Reputation: 53
I have a list file, which has id and number and am trying to get those lines from a master file which do not have those ids.
List file
nw_66 17296
nw_67 21414
nw_68 21372
nw_69 27387
nw_70 15830
nw_71 32348
nw_72 21925
nw_73 20363
master file
nw_1 5896
nw_2 52814
nw_3 14537
nw_4 87323
nw_5 56466
......
......
nw_n xxxxx
so far am trying this but not working as expected.
for i in $(awk '{print $1}' list.txt); do grep -v -w $i master.txt; done;
Kindly help
Upvotes: 1
Views: 275
Reputation: 26591
The OP attempted the following line:
for i in $(awk '{print $1}' list.txt); do grep -v -w $i master.txt; done;
This line will not work as for every entry $i
, you print all entries in master.txt
tat are not equivalent to "$i"
. As a consequence, you will end up with multiple copies of master.txt
, each missing a single line.
Example:
$ for i in 1 2; do grep -v -w "$i" <(seq 1 3); done
2 \ copy of seq 1 3 without entry 1
3 /
1 \ copy of seq 1 3 without entry 2
3 /
Furthermore, the attempt reads the file master.txt
multiple times. This is very inefficient.
The unix tool grep
allows one the check multiple expressions stored in a file in a single go. This is done using the -f
flag. Normally this looks like:
$ grep -f list.txt master.txt
The OP can use this now in the following way:
$ grep -vwf <(awk '{print $1}' list.txt) master.txt
But this would do matches over the full line.

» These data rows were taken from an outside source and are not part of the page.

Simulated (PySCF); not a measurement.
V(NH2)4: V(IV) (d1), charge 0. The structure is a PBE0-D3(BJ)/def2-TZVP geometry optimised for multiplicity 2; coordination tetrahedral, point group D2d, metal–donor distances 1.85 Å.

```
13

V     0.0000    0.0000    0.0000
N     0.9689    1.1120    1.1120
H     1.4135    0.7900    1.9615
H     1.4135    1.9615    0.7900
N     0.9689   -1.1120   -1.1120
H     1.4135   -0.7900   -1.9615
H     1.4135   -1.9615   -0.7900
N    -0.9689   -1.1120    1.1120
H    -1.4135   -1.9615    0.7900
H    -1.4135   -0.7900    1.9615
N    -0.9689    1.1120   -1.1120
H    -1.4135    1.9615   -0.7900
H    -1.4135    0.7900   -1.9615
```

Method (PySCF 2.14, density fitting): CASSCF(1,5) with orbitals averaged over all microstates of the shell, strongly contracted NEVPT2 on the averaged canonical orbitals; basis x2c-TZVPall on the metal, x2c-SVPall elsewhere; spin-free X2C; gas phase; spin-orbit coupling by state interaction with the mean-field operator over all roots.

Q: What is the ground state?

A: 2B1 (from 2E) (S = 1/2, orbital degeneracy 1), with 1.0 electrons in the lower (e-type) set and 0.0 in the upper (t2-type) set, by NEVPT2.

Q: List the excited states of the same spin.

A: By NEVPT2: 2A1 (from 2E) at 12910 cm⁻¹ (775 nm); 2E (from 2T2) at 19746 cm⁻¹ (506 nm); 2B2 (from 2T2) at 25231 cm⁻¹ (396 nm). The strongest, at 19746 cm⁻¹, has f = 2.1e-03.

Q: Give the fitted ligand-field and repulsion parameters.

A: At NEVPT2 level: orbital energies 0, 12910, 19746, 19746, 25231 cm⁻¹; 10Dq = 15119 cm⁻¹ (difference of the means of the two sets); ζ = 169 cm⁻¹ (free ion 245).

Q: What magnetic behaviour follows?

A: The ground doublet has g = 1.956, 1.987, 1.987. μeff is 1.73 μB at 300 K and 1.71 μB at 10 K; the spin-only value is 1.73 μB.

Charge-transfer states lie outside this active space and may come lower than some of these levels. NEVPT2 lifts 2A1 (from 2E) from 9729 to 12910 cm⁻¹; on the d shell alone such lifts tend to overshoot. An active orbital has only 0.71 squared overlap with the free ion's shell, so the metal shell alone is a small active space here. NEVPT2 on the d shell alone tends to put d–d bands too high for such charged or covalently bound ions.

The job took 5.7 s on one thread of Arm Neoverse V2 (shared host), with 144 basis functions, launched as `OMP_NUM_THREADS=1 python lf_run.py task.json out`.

The awk solution presented by Kent is more flexible and allows the OP to define a more tuned match:
awk 'NR==FNR{a[$1]=1;next}!a[$1]' list master
Here the OP clearly states, I want to match column 1 of list with column 1 of master and I don't care about spaces or whatever is in column 2. The grep solution could still match entries in column 2.
Upvotes: 0
Reputation: 195289
Give this awk one-liner a try:
awk 'NR==FNR{a[$1]=1;next}!a[$1]' list master
Upvotes: 1
Reputation: 6779
Maybe this helps:
awk 'NR == FNR {id[$1]=1;next}
{
if (id[$1] == "") {
print $0
}
}' listfile masterfile
We accept 2 files as input above, first one is listfile
, second is masterfile
.
NR == FNR
would be true while awk
is going through listfile
. In the associative array id[]
, all ids in listfile
are made a key with value as 1
.
When awk
goes through masterfile
, it only prints a line if $1
i.e. the id is not a key in array ids
.
Upvotes: 0